There was no information available to the officer that another person had been in the cab with Kinsman or that Kinsman had been a mere passenger at the time of the crash. The Director is correct that the fact that the officer did not see Kinsman driving his cab does not resolve the matter. "Circumstantial evidence may be relied on when the officer does not actually see who operated the motor vehicle." See Mayberry, 983 S.W.2d at 631. "Circumstantial evidence means evidence that does not directly prove a fact in issue but gives rise to a logical inference that the fact exists." State v. Harris, 807 S.W.2d 528, 529 (Mo. App. 1991).

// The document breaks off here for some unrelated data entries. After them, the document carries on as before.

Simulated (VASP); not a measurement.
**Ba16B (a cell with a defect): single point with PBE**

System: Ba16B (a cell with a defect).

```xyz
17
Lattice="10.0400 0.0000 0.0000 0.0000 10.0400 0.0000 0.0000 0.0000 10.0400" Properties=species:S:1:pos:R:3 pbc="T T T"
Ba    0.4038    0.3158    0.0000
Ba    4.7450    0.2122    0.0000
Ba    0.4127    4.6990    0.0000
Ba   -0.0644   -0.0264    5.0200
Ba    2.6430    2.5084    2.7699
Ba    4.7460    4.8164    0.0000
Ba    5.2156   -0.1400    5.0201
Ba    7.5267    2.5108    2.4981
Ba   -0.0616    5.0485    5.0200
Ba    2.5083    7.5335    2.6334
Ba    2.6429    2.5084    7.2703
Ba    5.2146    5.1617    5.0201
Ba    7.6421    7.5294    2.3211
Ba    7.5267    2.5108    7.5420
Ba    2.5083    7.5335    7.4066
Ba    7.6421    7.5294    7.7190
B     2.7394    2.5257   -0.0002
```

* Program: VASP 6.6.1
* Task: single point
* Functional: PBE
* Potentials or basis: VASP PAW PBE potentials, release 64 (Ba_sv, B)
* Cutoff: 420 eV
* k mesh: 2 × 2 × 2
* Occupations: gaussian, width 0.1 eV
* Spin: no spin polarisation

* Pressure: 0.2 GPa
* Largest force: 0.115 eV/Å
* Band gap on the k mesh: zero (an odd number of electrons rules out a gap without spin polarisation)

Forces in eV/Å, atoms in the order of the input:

The Director cites Cox v. Dir. of Revenue, 37 S.W.3d 304 (Mo. App. 2000). In that case, which was submitted on a set of stipulated facts, a seriously injured person was found lying next to his crashed vehicle, in an intoxicated state, with the driver side door of the car standing open. There were no witnesses able to testify as to who had been driving the vehicle. The court ruled that while the "circumstantial evidence does not directly prove Cox was driving . . . plainly gives rise to a logical inference that Cox was the driver." Id. at 308. Since no evidence contradicted the inference, the court reversed the trial court decision and ordered the revocation reinstated. Cox shows a willingness of the court, where there is evidence of probable cause, to reverse the contrary conclusion of the trial court when there is no evidence showing that the person in question was not driving. In this case, as in Cox, there is simply no evidence that Kinsman was not driving the vehicle.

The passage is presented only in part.